In most traditional offices, hybrid meetings feel improvised. Cameras point at walls, audio cuts in and out, remote participants struggle to follow conversations happening at the table, and the entire setup reinforces a subtle but damaging hierarchy: the people in the room matter more.


Modern workplaces design for equity. They build rooms where remote and in-person participants can see and hear each other clearly. They introduce technology that supports collaboration rather than restricting it. They make hybrid participation feel deliberate, not like an exception.


A workplace that supports equitable hybrid meetings builds trust. A workplace that doesn’t creates quiet resentment.


Why Neighborhood-Based Layouts Succeed in Hybrid Environments

One of the most effective shifts organizations make is moving from departmental desk blocks to neighborhood-based environments. Neighbors give teams a sense of home base—somewhere familiar, predictable and connected. They also create belonging without the rigidity of assigned seating.


When employees know where their team will be, they stop roaming. When they stop roaming, collaboration becomes easier. When collaboration becomes easier, attendance becomes more natural. Neighborhoods transform the workplace from a sea of individuals to a landscape of teams.


Hybrid amplifies the need for this kind of predictability. People need to know where to go, who they’ll see, and how easily they can connect. Neighborhoods satisfy that need without sacrificing flexibility.
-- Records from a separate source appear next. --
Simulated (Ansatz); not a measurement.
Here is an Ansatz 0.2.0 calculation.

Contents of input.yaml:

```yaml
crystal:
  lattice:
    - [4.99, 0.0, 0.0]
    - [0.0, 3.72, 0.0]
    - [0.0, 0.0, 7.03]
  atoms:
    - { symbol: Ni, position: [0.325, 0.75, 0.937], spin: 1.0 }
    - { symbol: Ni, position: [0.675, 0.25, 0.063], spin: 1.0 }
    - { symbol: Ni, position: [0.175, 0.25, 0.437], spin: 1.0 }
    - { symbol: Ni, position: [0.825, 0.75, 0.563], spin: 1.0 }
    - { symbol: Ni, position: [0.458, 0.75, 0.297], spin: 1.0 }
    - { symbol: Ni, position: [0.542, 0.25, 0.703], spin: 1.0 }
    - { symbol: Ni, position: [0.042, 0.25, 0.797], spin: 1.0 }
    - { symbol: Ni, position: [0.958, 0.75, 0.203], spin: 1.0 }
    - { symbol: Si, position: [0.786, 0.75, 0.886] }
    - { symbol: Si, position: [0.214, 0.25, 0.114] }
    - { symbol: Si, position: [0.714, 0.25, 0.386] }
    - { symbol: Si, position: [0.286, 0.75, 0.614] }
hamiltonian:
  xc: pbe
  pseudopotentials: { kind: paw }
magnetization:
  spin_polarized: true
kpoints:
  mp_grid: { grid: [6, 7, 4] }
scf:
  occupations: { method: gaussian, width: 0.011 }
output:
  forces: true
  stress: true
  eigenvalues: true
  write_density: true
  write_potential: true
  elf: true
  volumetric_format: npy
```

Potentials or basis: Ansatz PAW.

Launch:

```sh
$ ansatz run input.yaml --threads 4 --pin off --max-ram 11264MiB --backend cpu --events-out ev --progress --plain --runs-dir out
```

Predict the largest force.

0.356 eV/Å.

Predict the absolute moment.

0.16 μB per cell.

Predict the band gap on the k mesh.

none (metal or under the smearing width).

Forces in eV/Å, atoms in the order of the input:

The Real Estate Benefit of Designing for Hybrid

Something powerful happens when organizations redesign their workplaces around activities instead of headcount: they discover they need far less space than they once believed. Desks become a minority space type rather than the foundation of the floor plan. Collaboration areas multiply. Hybrid rooms become more specialized. Social hubs expand. And the workplace footprint becomes dramatically more efficient.


This isn’t cost-cutting for the sake of cost-cutting. It’s alignment. When you design around how people actually work, your real estate becomes right-sized, not oversized.


The Core Message Leaders Need to Hear

Employees are not resisting the office. They are resisting offices that no longer reflect the way they work. The workplace is still an extraordinary asset—but only when it is designed with purpose.


Hybrid work hasn’t diminished the importance of the office; it has clarified it. And that clarity is the opportunity.


When Leaders Say “Future of Work,” Employees Hear “Mandated Return to Office!”

In our recent interviews with people leaders, we found that even in organizations committed to flexible hybrid models and actively investing in improving how those models work, employees are often freaked out by “Future of Work” initiatives.


With any change, employees will speculate: What might change? What might be taken away? Will this make work better, or just more rigid? Their anxiety reflects uncertainty, which can quickly spiral into morale issues and attrition.


Beginning with transparency and moving toward clarity can guide organizations in the right direction and ensure their intent is accurately understood.


Innovation Made Me Do It

It should come as no surprise that employees are reactive to “Future of Work” initiatives. Many companies have gradually increased in-office expectations, often framing these shifts as efforts to drive innovation or strengthen culture, without introducing new programming or operational changes to meaningfully support those outcomes. Simply being together in the office is not automatically delivering better results.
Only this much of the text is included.